WASHINGTON – Retired Marine fighter pilot Amy McGrath announced her 2020 candidacy against Senate Majority Leader Mitch McConnell in a three-minute video posted to Twitter on Tuesday morning in which she blamed the Kentucky Republican for dysfunction in Washington.
“Everything that’s wrong in Washington had to start someplace. How did it come to this?” McGrath, a Democrat, said in the video.
She added: “Well, it started with this man (McConnell), who was elected a lifetime ago, and who has bit by bit, year by year, turned Washington in something we all despise. Where dysfunction and chaos are political weapons. Where budgets and health care and the Supreme Court are held hostage. A place where ideals go to die.”
McGrath, 44, graduated from the U.S. Naval Academy in 1997 with a degree in political science. She served 20 years in the Marine Corps and is the first woman to fly an F/A-18 Hornet in combat. She ultimately flew more than 85 combat missions, including Iraq and Afghanistan.

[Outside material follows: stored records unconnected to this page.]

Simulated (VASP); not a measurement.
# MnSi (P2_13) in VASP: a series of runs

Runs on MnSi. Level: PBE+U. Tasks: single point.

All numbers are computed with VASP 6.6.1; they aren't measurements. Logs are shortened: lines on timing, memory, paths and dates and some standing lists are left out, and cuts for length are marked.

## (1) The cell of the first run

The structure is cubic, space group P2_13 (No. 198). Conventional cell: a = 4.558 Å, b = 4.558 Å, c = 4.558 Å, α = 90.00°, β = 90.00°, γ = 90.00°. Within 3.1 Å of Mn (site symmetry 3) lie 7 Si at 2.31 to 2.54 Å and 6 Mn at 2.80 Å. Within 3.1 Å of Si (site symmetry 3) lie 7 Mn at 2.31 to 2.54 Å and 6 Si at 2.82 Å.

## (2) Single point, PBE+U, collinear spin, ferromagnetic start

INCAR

I’m running to replace Mitch McConnell in the U.S. Senate. Everything that’s wrong with Washington had to start somewhere—it started with him. With your help, we can defeat Mitch and defend democracy. Join us: https://t.co/c4b0WAp4ji pic.twitter.com/DNLjFkHGua
— Amy McGrath (@AmyMcGrathKY) July 9, 2019
In 2011, she was assigned to work as a congressional fellow in the office of Rep. Susan Davis (D-Calif.), serving as the lawmaker’s defense and foreign affairs policy adviser. McGrath worked at the Pentagon from 2012-13 at Headquarters Marine Corps, Strategy & Plans Division, International Affairs Branch, as the Marine Corps’ liaison to other federal agencies.
In 2014, McGrath earned an M.A. in global security studies from Johns Hopkins University. She also has a graduate certificate in legislative studies from Georgetown University.
The mother of three, who is married to fellow Naval Academy graduate Erik Henderson, retired from the military as a lieutenant colonel in 2017.
McGrath ran for Congress last year and lost to incumbent GOP Rep. Andy Barr by about 3 percentage points. Her candidacy against McConnell is considered a long-shot by far.
McConnell is the highest-ranking member of the Senate and has served in the body since 1985. He is a shrewd political operator and is considered by many pundits to be an institution on Capitol Hill.
Moreover, Kentucky is one of the most reliably Republican states in the nation.
Then-candidate-and-now-President Donald Trump won Kentucky by nearly 30 points in 2016.